Trash piled up on a curb. Photo by Hobvias Sudoneighm. Licensed under Creative Commons.

Students take action on move-out day mess

Every year on April 30, the streets of London’s student neighborhoods are transformed into garbage dumps.

That’s because unwanted furniture, appliances, clothing and other assorted junk is left behind in front of vacated rental houses.

You can practically set your clock by it.

And Western’s student government says they’re fed up with the yearly trash-heap tradition.

This year, they’re going to do something about it.

The solution? “Western’s move-out clean-up,” a two-day junk-collection initiative taking place this year on April 28 and 29 organized by the University Students’ Council.

The USC is encouraging students to drop off unwanted small appliances, clothing, e-waste (like old TVs, phones and other electronics) and non-perishable food at the parking lot of the Ceeps (671 Richmond St.), one of London’s oldest student pubs.

The donations will be collected by Goodwill, the City of London, and the London Food Bank. Furniture will not be collected.

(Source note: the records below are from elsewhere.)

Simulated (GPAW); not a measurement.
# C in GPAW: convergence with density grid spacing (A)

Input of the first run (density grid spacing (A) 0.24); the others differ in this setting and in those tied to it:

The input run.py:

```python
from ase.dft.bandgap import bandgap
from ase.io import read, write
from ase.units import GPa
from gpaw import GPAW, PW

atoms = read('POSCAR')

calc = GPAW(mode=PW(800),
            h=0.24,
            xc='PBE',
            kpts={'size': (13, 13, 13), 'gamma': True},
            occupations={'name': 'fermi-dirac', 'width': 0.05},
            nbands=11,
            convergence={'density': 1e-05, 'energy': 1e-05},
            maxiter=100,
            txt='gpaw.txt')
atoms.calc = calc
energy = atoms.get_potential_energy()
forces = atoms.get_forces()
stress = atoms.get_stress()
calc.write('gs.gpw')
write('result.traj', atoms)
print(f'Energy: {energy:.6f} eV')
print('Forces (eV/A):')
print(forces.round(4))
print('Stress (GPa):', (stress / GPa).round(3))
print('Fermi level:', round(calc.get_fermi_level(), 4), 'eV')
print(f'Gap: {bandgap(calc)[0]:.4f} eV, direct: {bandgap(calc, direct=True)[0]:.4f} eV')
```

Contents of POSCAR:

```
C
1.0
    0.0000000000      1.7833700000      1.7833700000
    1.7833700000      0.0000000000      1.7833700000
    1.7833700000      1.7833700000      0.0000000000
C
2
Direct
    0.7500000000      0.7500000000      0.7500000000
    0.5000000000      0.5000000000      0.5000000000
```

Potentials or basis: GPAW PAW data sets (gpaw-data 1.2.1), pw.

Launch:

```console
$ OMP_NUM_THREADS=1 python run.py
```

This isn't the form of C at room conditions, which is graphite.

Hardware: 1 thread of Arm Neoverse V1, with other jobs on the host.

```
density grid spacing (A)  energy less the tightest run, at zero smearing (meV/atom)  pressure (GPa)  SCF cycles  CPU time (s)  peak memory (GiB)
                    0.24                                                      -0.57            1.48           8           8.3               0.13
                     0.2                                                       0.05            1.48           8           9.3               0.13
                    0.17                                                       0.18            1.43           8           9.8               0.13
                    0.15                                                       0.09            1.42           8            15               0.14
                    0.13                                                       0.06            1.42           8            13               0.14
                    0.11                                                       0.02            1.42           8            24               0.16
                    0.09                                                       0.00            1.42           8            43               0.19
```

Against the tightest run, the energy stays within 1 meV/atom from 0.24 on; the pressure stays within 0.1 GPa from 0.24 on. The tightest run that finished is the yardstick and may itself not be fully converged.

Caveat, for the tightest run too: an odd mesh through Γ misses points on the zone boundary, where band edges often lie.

The idea has been important to USC president Matt Helfand since before his election. He said it all started two years ago, when he was in fourth year.

“I looked around during the move-out days, and I noticed how much garbage was being thrown out that was not being appropriately put in the trash,” he said.

So Helfand “took to Twitter,” and before long the now-defunct Metro London newspaper picked up the story, and put him on the front page the next day.

“It showed me that this is something that people are concerned about and notice,” Helfand said.

The majority of the costs of the event are being covered by a $1,000 grant from Awesome London, which was approved last year, Helfand said. Awesome London is an organization that gives out $1,000 grants to fund ideas that would make London better.

Helfand wasn’t the only one who noticed the junk piling up. When the USC contacted the manager of the Ceeps, Colin Tattersall, late last year, he said he was happy to help.

“When the students leave, there’s obviously a ton left behind on the streets, all around Richmond and up by the university,” Tattersall said. “Anything that also helps the community is a great thing to do.”

Tattersall said for students who drop off donations, the Ceeps is offering coupons for 20 per cent off food orders on their perpetually packed patio for the month of May.

Because they’ve started promoting the event early – most students are gearing up for final exams and wouldn’t otherwise be thinking of move-out plans – Helfand hopes to have a good turnout.

“It’s very hard to say what it’s going to be, since it’s a pilot,” he said. “But I do think students will be willing to walk a couple blocks to do the conscientious thing.”